The rise of the mass society was spurred by the industrial revolution. People moved from rural settings to urban areas and changed from a self-sufficient way of life to a reliance on wage paying jobs that allowed them to purchase mass-produced goods and commodities. During this transition, traditional means of information were replaced with the mass media, which increased speculation that the media may have powerful effects on consumers.

Early on, people feared media messages would affect large groups of people in the same, uniform manner. Later research showed that people respond to messages differently. Paul Lazarsfeld's research into the 1940 presidential election showed that undecided voters turned to knowledgeable members in their community, rather than the media, for election information.

Several common effects resulting from media exposure include cognitive, attitudinal, behavioral, and psychological effects. Researchers Marshall McLuhan and Joshua Meyrowitz stressed the significance in the medium as the greatest influence on effect, not the message itself.

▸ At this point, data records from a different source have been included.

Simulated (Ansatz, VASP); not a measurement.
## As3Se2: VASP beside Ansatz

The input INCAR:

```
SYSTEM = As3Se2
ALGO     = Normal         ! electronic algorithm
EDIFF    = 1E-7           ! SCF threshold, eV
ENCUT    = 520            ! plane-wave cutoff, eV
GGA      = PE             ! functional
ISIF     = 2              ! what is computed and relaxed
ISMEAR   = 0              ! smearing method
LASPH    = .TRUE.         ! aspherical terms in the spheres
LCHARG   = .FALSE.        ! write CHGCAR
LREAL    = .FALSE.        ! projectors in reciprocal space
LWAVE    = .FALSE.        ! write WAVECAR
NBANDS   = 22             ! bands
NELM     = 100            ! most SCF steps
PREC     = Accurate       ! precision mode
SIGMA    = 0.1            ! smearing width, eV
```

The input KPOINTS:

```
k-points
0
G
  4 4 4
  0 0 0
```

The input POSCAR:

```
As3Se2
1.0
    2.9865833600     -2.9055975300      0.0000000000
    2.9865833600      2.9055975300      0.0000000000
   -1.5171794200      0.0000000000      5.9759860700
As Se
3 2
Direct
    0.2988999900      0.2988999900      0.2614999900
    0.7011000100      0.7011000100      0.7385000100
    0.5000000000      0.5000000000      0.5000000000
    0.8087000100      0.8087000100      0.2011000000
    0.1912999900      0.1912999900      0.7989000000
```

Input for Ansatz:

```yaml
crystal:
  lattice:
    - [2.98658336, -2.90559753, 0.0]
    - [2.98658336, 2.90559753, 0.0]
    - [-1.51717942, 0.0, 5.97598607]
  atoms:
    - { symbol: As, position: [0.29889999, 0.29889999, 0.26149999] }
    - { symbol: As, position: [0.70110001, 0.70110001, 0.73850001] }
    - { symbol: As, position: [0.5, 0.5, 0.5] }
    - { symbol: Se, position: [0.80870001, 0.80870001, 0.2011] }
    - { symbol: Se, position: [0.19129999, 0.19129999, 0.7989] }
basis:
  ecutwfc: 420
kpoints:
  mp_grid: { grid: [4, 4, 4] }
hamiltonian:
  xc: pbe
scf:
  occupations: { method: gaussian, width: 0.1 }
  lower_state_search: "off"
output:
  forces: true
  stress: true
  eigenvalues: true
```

Before they can understand the possible effects of media exposure, researchers must first know the makeup of the audience they are examining. Fields of study such as geographics, assessing where people live; demographics, measuring characteristics such as age, gender, and income; and psychographics, considering a mix of demographics and attitudes, are all factors in understanding audiences and how they react to media messages.

Agenda setting theory suggests that issues portrayed as important in the media then become important to the public. Donald Shaw and Maxwell McCombs's study of voters in the 1968 election supported agenda setting theory. The researchers' findings revealed a strong relationship between what the press covered and what the voters considered important.

George Gerbner argued that there was a significant correlation between the amount of television violence people watched and how they viewed the world around them. Gerbner concluded that people who viewed the most television violence had the most distorted views of the real world. Gerbner's research is the basis of the mean world syndrome.

Many observers suggest that specific segments in the media have deep-seeded biases and slant the news toward a liberal or conservative viewpoint. Herbert Gans ignored bias, and focused on the values portrayed in news stories. Through his content analysis, Gans found eight values that categorized the stories he examined: ethnocentrism, altruistic democracy, responsible capitalism, small-town pastoralism, individualism, moderatism, order, and leadership.

Learning Objectives

•  Understand the social changes brought about and influenced by the American industrial revolution.

•  Know the difference between direct and indirect media effects.

•  Know the conclusions from the research conducted on voters in Erie County, Ohio and Chapel Hill, North Carolina.

•  Know the four types of common media effects.

•  Understand the uses and gratifications that the media supply.

•  Understand agenda setting theory and the concern over it.

•  Understand George Gerbner's mean world syndrome theory.

•  Understand the arguments that there is both liberal and conservative bias in the media.

•  Know the eight enduring values Herbert Gans found in the news stories he examined.

Review Questions

1. Describe in detail the results of Paul Lazarsfeld's 1940 study of voters in Ohio.


2. Provide examples of cognitive, attitudinal, behavioral, and psychological media effects.

3. What is an opinion leader?

4. What is the focus of the critical/cultural model?


5. What are the three major social functions of the media according to Harold Lasswell?

6. What is the difference between the resonance and competitive campaign models?

7. What is cultivation analysis and how does it pertain to the mean world syndrome?